I have two dataframe
One with codes and values need to map to other dataframe
B = pd.DataFrame({'Code': ['a', 'b', 'c', 'a', 'e','b','b','c'],
'Value': ["House with indoor pool", "House with Gray_C_Door", "Big Chandelier",
"Window Glass", "Frame Window",'High Column','Wood Raling', 'Window Glass trim']})
Other datframe content lots of data with values and need to make a new column base on dataframe "B" column "Code".

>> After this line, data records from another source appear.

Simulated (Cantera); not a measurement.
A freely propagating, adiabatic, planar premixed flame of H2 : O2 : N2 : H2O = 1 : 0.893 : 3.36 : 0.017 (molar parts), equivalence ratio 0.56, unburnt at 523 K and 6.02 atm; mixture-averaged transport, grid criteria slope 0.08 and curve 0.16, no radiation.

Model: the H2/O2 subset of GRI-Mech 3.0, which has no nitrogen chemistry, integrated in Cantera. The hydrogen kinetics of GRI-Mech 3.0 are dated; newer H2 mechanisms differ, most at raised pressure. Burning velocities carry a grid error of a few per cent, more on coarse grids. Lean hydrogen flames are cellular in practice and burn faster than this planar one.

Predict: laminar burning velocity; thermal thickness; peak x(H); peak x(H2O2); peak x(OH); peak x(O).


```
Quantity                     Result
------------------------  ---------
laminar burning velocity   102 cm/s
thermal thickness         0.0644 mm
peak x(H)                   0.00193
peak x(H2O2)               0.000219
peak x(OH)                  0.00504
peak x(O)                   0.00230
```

A = pd.DataFrame({'Test': [2,34,12,45,np.nan,34,56,23,56,87,23,67,89,123,np.nan],
'Name': [ "House with indoor pool","House with Gray_C_Door",'House with indoor pool and Porch',"Wood Raling",
'Window Glass Tinted',"Windows Glass_with",'Big Chandelier', "Frame Window",np.nan,"Window glass","House with indoor pool",'High column with',
"Window Glass trim",'Frame Window',"glass Window"],
'Value': ["50", "100", "70", "20", "15",'75','50',"10", "10", "34", "5", "56",'12','83',np.nan]})
A.loc[:,'NewName'] = A['Name']
So I'm using the below code to replace A['NewName'].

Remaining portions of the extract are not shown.